Researchers at the Sapienza University of Rome have developed an algorithm that can detect the activity of an Android app operating through Tor traffic.
Notably, the newly developed algorithm cannot give away user-identifying details such as IP addresses, thus it isn’t a deanonymization script.
However, what the app can detect is whether or not the Tor user is using an Android app.
The researchers hail from Sapienza University’s Department of Computer, Control and Management Engineering.
Last month, they published a study sharing all the details of their Tor findings.
Inside their report [PDF], the researchers have revealed many things among which is their plan to also disclose their algorithm’s code.

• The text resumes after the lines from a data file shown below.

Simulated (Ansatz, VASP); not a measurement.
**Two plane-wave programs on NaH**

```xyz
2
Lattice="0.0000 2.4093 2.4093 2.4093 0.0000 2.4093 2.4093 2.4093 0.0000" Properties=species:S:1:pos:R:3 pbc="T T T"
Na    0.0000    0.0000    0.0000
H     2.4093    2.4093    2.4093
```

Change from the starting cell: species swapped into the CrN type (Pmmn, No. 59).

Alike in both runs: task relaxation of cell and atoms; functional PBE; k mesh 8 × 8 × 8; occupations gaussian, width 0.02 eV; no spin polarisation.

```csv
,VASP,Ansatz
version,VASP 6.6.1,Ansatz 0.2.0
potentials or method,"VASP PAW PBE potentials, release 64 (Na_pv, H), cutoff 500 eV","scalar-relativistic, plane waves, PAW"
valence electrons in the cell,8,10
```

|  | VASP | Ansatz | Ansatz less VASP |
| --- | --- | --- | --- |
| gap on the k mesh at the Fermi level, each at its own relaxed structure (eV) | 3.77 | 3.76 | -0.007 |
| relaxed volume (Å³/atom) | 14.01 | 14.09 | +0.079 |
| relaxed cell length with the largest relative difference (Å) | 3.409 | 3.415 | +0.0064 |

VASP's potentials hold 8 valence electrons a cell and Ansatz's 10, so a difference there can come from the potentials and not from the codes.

The publication adds to the findings of past studies on the subject, which analyzed Tor’s TCP packet flows and categorized traffic into eight different types: email, chat, browsing, video streaming, audio streaming, file transfers, P2P and VoIP.
10 Selected Apps Studied
The computer engineering researchers at Sapienza University of Rome used a similar method like the used by the Canadian Institute for Cybersecurity in the aforementioned research.
They analyzed the TCP packets running through a Tor connection in order to find patterns specific to certain Android apps.
They trained the algorithm they developed with the Tor traffic patterns of 10 different apps: Instagram, Facebook, uTorrent, Skype, the Tor Browser Android app, Spotify, Twitch, YouTube, Replaio Radio and DailyMotion.
Then, they were able to aim the algorithm at Tor traffic and recognize if the user was using one of the 10 apps.
Findings from the Experiment
The results of the test showed a 97.3 percent algorithm accuracy.
Nonetheless, the algorithm they developed isn’t as ideal as it sounds.
For instance, the algorithm can be used only if there isn’t any background traffic, which means it only works when the user is utilizing only one app on their mobile device and nothing else.
If there are too many apps running at the same time in the background, the TCP traffic patterns are jumbled and the efficiency of the algorithm drops.
The accuracy of some results is also problematic. For example, media streaming-based apps like Spotify or YouTube produce similar traffic patterns that can lead to false positives.
There can also be an issue with apps such as Instagram, Facebook and the Tor Browser app, and their lengthy idle periods—as they go through the accessed content, the user activity goes silent.
The researchers plan to experiment with additional apps and machine learning algorithms in the future, and they also stated that they plan to release the code to their algorithm to the public.